“Hubris and mendacity” characterize the U.S. approach to rebuilding Afghanistan, according to the federal watchdog monitoring the $132 billion of taxpayers’ money allotted for reconstruction in the war-torn country since 2002.
A damning new report by John Sopko, special inspector general for Afghan reconstruction, comes amid fresh hopes of a peace deal to end a conflict that has bedeviled successive U.S. presidents at a cost of more than 2,000 U.S. lives.
Sopko warns that hopes of future security could be dashed if the world turns its back on the nation where American troops ousted the Taliban from power in 2001. And he said years of misguided U.S. policies meant that the risk of insecurity would likely remain long after any agreement.

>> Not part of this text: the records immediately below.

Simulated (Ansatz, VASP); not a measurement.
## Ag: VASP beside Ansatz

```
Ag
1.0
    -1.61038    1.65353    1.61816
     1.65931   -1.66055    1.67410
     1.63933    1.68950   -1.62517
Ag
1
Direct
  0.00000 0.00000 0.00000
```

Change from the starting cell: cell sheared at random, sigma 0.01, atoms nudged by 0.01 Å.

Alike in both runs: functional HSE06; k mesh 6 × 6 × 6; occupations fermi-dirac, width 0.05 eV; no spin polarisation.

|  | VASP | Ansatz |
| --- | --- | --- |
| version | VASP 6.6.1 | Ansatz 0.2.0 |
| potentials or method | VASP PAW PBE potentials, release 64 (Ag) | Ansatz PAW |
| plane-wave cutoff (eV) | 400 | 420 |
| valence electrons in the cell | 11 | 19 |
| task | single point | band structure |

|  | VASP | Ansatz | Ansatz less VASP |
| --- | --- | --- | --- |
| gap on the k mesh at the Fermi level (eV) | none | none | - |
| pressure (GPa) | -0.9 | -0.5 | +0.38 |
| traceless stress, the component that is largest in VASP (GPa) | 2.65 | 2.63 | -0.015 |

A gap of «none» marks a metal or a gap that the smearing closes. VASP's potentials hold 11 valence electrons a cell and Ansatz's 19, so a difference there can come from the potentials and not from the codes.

“Hubris was that we actually thought we could turn a country as poor as Afghanistan, as beaten up after 40 years of war, with every major infrastructure and every government institution destroyed — we had this hubris that we could come in and turn it into a little America,” he said.
“I upset my Norwegian friends when I say it but this isn’t Norway, guys.”
He added that it was very difficult to set about “nation building” in a country riven by factional rivalries, a weak central government and pockmarked by decades of war.
“It is relatively easy to track down bad guys and kill them,” he said. “When you are trying to build an army and a police force and a civil service and rule of law and a government in the midst of a war, it’s like building an aircraft while in flight. That’s hubris.”
Problems were exacerbated, he said, by public figures who offered an optimistic picture of progress.
“And mendacity because we oversold it to the American taxpayer. We oversold our capability, we oversold the success,” he said.
“Too many people witnessed it, going up and testifying to Congress, giving press releases with only the rosy picture — how easy it is, rebuilding all the roads, the Afghans love us, the military is fighting, our troops will come back by Thanksgiving.”
Sopko’s bleak assessment came with a list of eight threats to the country’s long-term stability: Widespread insecurity, the difficulty of disarming 60,000 Taliban fighters, underdeveloped police capacity, endemic corruption, a feeble economy, a booming trade in narcotics, threats to women’s rights, and weak oversight of foreign spending.
Those risks underscore the difficulty facing Donald Trump as he looks to make good on a promise to bring home the remaining 14,000 U.S. troops in Afghanistan.
Zalmay Khalilzad, Mr Trump’s special representative for Afghanistan reconciliation, recently embarked on a tour of Europe, the Middle East and South Asia to promote fresh peace talks.